Here is a proof that does not use the Honda-Tate theory.

Notice that the quadratic field 
$K=Q(\alpha)$ may be viewed as the subfield of the endomorphism algebra $End^0(E)=End(E)\otimes Q$ with the same identity element. Here $End(E)$ is the algebra of ALL endomorphisms of $E$ over an algebraic closure of $F_q$.

1) Suppose that $E$ is ordinary and $T_p(E)$ is its physical $p$-adic Tate module, which is a free $Z_p$-module of rank 1. Let us consider the corresponding $Q_p$-vector space $V_p(E)=T_p(E)\otimes_{Z_p}Q_p$, which is a one-dimensional vector space over the field $Q_p$ of $p$-adic numbers.  
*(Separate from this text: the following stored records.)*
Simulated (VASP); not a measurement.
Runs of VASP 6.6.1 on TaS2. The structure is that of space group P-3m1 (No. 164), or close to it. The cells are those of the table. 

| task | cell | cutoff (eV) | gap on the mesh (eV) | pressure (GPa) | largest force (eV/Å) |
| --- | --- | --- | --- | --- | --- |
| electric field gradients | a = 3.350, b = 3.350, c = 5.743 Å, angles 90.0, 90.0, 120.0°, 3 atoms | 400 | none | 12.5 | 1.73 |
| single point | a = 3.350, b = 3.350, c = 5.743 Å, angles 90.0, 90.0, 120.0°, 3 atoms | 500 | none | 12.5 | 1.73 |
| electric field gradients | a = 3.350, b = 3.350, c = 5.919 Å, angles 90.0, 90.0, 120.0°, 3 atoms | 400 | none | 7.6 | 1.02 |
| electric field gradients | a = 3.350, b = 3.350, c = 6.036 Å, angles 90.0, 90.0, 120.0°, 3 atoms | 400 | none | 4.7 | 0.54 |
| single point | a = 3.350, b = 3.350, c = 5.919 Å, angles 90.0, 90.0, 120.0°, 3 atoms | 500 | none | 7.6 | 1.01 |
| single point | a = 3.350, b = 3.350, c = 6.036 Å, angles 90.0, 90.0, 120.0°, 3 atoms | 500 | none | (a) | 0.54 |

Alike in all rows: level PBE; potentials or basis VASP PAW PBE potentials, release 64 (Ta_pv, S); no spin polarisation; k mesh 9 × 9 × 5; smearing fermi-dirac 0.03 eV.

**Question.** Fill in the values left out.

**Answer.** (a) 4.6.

By functoriality, there is the natural $Q_p$-algebra homomomorphism

$$K_p=K\otimes_Q Q_p \to End_{Q_p}(V_p(E))=Q_p,$$
which sends $1$ to $1$ and therefore is not zero.  Since $K_p$ has $Q_p$-dimension $2>1$, this homomorphism is not injective and therefore $K_p$ is NOT a field, i.e., $p$ splits in $K=Q(\alpha)$.


2) Suppose that $E$ is supersingular. Then 
$$End(E)\otimes Q_p=End^0(E)\otimes_Q Q_p$$
is a division algebra over $Q_p$ of dimension 4 that contains
$K_p=K\otimes_Q Q_p$ as a $Q_p$-subalgebra. Since $End^0(E)\otimes_Q Q_p$ has no zero divisors, $K_p$ also has no zero divisors, i.e., $p$ does NOT split in $K=Q(\alpha)$.